Performance tuning

Performance-tuning guidance is often Linux-focused. However, similar tuning is usually required on other operating systems and should be applied where equivalent controls exist.

CPU recommendations

NUMA topology

On systems with multiple NUMA nodes, ensure applications are pinned to the NUMA node local to the Dolphin adapter. Failing to do so can introduce significant latency penalties due to accessing memory located on another NUMA node.

On Linux, this can be achieved using: numactl --membind=<NUMA> --cpunodebind=<NUMA> ./program

CPU C- and P-states

Modern CPUs expose both idle (C-states) and performance (P-states).

C-states control power-saving during idle periods, with C0 being the active state. Transitions back to C0 can be costly, depending on the architecture. For example, AMD recommends disabling deeper C-states (such as C2) when using low-latency networking products.

P-states control performance scaling while the CPU is active, with P0 representing the highest guaranteed performance level. On some systems, optimal performance is achieved by pinning the CPU to P0.

Boosting

Many processors support frequency boosting (e.g., Intel Turbo Boost or AMD Precision Boost), allowing clock speeds above P0 when sufficient thermal and electrical headroom exists.

Enabling boosting typically improves peak performance but may reduce determinism and increase run-to-run variance.

CPU frequency scaling

Some modern systems offer finer-grained frequency control than traditional P-states. On such systems, optimal performance may be achieved by enabling vendor-specific scaling drivers rather than forcing P0.

Examples include intel_pstate and amd-pstate, which are supported by newer Linux kernels.

AMD EPYC tuning

Newer AMD EPYC processors expose a large number of tunable BIOS parameters. Optimal settings are workload- and platform-dependent, so experimentation is recommended. That said, the following settings have proven to be good baseline choices for performance-focused and low-latency workloads. Refer to AMD’s HPC Workload Tuning Guides for more details.

  • Determinism Control: Manual

  • Determinism Slider: Power

    Takes advantage of yield variability and can provide improved runtime performance

  • APBDIS: 1

    Disables Algorithmic Performance Boost to allow setting the Fixed SoC P-state.

  • Fixed SoC P-state: P0

    Pins the SoC to its highest performance state.

  • DF C-states: Disabled

    Prevents the Data Fabric from entering low-power states, reducing latency.

  • cTDP Control: Manual

  • cTDP: Maximum

    Allows the CPU to operate at its highest configured thermal design power.
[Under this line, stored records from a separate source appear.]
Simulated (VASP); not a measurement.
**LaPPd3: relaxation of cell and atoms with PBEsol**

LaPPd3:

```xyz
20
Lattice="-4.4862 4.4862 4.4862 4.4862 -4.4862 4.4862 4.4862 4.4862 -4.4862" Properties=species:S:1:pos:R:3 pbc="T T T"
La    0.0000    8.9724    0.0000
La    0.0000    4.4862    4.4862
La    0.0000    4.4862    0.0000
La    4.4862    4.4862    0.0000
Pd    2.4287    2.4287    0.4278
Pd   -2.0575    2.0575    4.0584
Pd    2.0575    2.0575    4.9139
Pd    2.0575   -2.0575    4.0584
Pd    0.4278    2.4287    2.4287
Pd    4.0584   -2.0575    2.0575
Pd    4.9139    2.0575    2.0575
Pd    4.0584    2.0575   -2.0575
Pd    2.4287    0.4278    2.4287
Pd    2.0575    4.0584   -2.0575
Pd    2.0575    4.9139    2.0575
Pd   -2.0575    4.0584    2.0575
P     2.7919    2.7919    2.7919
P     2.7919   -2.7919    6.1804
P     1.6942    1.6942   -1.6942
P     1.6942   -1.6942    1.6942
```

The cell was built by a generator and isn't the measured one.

  • Package Power Limit Control: Manual

  • Package Power Limit: Maximum

    Removes package-level power constraints that may throttle performance.

TCP/IP and SuperSockets tuning

IOMMU

IOMMU should generally be disabled for network performance, unless required for virtualization or device isolation.

Simultaneous multithreading (SMT)

Experiment with enabling or disabling SMT. Leaving SMT enabled can introduce performance variability, while disabling it may reduce throughput on systems with a limited number of cores.

Socket buffer sizes

On Linux, network throughput can be limited by socket buffer sizes. Default values are intentionally conservative and may severely cap performance on modern hardware.

To avoid this bottleneck, increase:

  • net.core.rmem_max

  • net.core.wmem_max

A typical value is: 268435456

TCP auto-tuning ranges

Linux dynamically scales TCP buffer sizes within the ranges defined by:

  • net.ipv4.tcp_rmem

  • net.ipv4.tcp_wmem

The defaults are conservative and may be insufficient for high-throughput links. Consider using more aggressive settings, for example: 4096 87380 134217728

Congestion control

The default congestion control algorithm is usually reasonable. Both cubic and bbr are good choices for high-throughput, low-latency networks that Dolphin provide.

SISCI tuning

On some generations of AMD processors (e.g. 7003-series EPYC), SISCI PIO performance can be significantly improved by using the provided hand-written memory copy functions.

These can be benchmarked using: /opt/DIS/bin/scimemcopybench

Identify the function that delivers the desired performance and select it using: SetSciMemCopyFunction(function_number)

before invoking SCIMemCpy.

Additional gains may be possible by implementing custom copy functions and compiling them with architecture-specific optimizations.